Glad Home just goes "bro here's all the accessories dont even worry", though. I wasn't ever going to aim for all 63 (I really cannot care about the individual Pokedexes to that granular a level) so I just focused on getting the accessories I thought matched them which was the actual intent and not wanting people to spend the better part of their lives getting over 2 boxes of Alcremie and hunting down the rare accessories.

Like I said the spinning thing itself was fine and made sense but having to do it over and over and in different patterns was overdone. Its like if we had 10 Pokemon evolving like Pawmot rather than 2.
 
I don't think space limitations were a concern at all, certainly not in the modern era. It was definitely more of a time (& tools) concern, if anything.
Which blah blah blah debatable what the actual reason is blah blah blah incompetence blah blah blah i dont care.

Regardless in that regard Alcremie is 7 different texture swaps and a bunch of swappable very low poly decorations. So not really....as much a time concern (most of which is probably taken care of as a matter of designing the Pokemon anyway) or as much a space concern I imagine.

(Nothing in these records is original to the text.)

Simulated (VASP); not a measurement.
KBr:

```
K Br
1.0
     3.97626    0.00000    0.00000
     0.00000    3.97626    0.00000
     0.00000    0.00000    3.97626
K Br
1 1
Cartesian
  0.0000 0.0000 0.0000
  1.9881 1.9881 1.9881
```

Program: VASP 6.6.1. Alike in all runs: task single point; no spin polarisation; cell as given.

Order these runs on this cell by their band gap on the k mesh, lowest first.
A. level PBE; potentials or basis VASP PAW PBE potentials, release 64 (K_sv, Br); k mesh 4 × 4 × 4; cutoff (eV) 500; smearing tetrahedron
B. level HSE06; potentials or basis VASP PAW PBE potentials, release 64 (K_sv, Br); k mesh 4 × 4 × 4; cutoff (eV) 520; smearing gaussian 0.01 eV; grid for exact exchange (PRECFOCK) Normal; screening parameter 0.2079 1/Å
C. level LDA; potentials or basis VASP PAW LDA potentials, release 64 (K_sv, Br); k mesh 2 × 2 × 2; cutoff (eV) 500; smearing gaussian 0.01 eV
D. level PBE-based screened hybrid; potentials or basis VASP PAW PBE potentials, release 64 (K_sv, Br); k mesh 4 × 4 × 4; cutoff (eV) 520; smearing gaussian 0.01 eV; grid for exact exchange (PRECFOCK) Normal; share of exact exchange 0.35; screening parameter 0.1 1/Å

No I know this, it just bugs me that this was the excuse they used. And regardless of how much time Alcremie took to create all those forms still take up a slot in the game's memory.
 
No I know this, it just bugs me that this was the excuse they used. And regardless of how much time Alcremie took to create all those forms still take up a slot in the game's memory.
Was this the excuse they used, though? I suppose I could believe it, they definitely say some "bro just tell the truth or pick a better lie" type things during that era (stil rotating the Exp Share comments in my brain to this day), but I really don't recall them ever saying that specifically

Also a "slot" in the game's memory is kind of...fluid. Different things take different amounts of space and such. Though again not like it really matters for the Pokemon switch games, which are surprisingly optimized considering everything. *glances at bdsp* Well, Gamefreak's games anyway.
 
The decision to not give Legend mons evolution data in SV was already pretty annoying, but I forgot how much of a chore it is to evolve most of these mons in PLA.

Want to evolve this shiny qwilfish? Better start KOing random things with barb barrage, a move that only has 15 pp but you have to do it 20 times. Uh oh, your level 76 qwilfish just got one-shot by a level 27 shellos that survived a hit, because that's how level scaling works in this game. What's that, you used it 20 times and can't evolve? Silly you, you should have double-checked Serebii, you have to use strong style barb barrage 20 times! (Which uses double the pp)

Need a peat block to evolve an Ursaring? Can't buy it, better start digging. Want to give up and evolve one in GO instead? Whoops you didn't evolve any extras on community day, now you have to wait for the next real life full moon to evolve one.

:psysad:
 
The decision to not give Legend mons evolution data in SV was already pretty annoying, but I forgot how much of a chore it is to evolve most of these mons in PLA.

Want to evolve this shiny qwilfish? Better start KOing random things with barb barrage, a move that only has 15 pp but you have to do it 20 times. Uh oh, your level 76 qwilfish just got one-shot by a level 27 shellos that survived a hit, because that's how level scaling works in this game. What's that, you used it 20 times and can't evolve? Silly you, you should have double-checked Serebii, you have to use strong style barb barrage 20 times! (Which uses double the pp)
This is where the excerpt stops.